Ag Tech News

International Prize for Precision Agriculture Pioneer

Congratulations to former UNE Distinguished Professor and SMART farming pioneer David Lamb on receiving a prestigious ag tech award from the International Society of Precision Agriculture.

The applied physics guru and chief scientist of the Food Agility Cooperative Research Center (CRC) was awarded the Pierre C. Robert Precision Agriculture Award, becoming the first Australian to receive the honor.

But in his inimitable humble style, David used the opportunity to applaud his collaborators during a 30-year career that has seen him launch Australia’s first SMART farm, at UNE, and help establish the Global Digital Farm at Charles Sturt University.

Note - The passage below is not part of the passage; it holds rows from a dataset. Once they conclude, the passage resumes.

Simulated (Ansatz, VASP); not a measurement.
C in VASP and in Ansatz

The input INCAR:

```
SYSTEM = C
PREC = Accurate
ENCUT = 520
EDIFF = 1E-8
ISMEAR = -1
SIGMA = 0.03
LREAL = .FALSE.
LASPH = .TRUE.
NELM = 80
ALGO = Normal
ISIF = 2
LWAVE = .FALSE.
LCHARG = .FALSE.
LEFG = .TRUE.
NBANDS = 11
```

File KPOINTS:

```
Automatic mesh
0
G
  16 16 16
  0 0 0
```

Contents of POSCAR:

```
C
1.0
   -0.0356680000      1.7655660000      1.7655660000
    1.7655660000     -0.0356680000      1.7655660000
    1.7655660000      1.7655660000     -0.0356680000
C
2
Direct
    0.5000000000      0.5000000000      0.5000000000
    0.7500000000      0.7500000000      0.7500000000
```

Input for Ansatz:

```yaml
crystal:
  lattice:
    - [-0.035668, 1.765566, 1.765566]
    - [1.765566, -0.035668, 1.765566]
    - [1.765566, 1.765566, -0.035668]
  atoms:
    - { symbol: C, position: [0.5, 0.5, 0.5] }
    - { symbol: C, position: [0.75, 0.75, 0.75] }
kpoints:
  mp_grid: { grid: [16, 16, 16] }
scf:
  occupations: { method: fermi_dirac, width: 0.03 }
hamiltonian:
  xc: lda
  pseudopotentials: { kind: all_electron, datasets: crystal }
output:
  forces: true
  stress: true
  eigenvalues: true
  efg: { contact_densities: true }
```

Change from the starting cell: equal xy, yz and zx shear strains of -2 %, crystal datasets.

“This award recognises Australia’s role as a powerhouse in this space,” said David, a proud UNE science alumnus, lecturer (rising to Distinguished Professor) and now Adjunct Professor. “I have been aided and abetted by some amazing people around the country, so I am not alone. I was pretty chuffed even to have been nominated, knowing the who’s who around the world with whom I’ve worked with and considered mentors.”

But when it comes to innovation in agricultural production, David is a global leader. He has been at the forefront of precision agriculture since the discipline was born in the 1990s and has since led more than 40 research and development projects funded by the industry. The Australian landscape has demanded it.

“Australia is still the crucible of ag tech and ag innovation – our rainfall, the tyranny of distance, the sparsity, the whole deal,” David said. “Every one of the 27 projects we are now running in the Food Agility CRC is being pushed to its limits by some vagaries of Australia. It’s not just the physical, geographical and technological challenges, it’s also that we have an aging workforce, challenging levels of digital literacy and an education sector that, at best, is producing half the graduates we need to meet workforce demands. It’s a tough place to work, but we do it and we do it pretty well.”

Many precision ag devices and techniques developed and validated in Australia, aimed at improving resource use, sustainability and productivity – “and underpinned by good old STEM (Science, Technology, Engineering and Mathematics)” – have been widely adopted overseas. “If you make it here, you will make it anywhere,” David said. “Conversely, if you make it over there and bring it here, you might break it here.”

David says his “innovative streak” was nurtured in his early student days at UNE. “We were left alone to do things, we were cut loose in the physics lab to do stuff, discover stuff or build stuff and you only spoke to your supervisor or demonstrator if you needed them,” he recalls. “I remember every Eureka moment I had; I generally had them on my own, because that was the environment I was allowed to work in. That sense of making personal discoveries was very empowering.”

After completing his Bachelor of Science, David did Honors and then his PhD at UNE. He left for CSU, a plasma physics graduate “big on arcs and sparks and lightning”, just when the US military was making GPS technology available to the public. It was at CSU that David got hooked on precision agriculture and all manner of opportunities soon opened up.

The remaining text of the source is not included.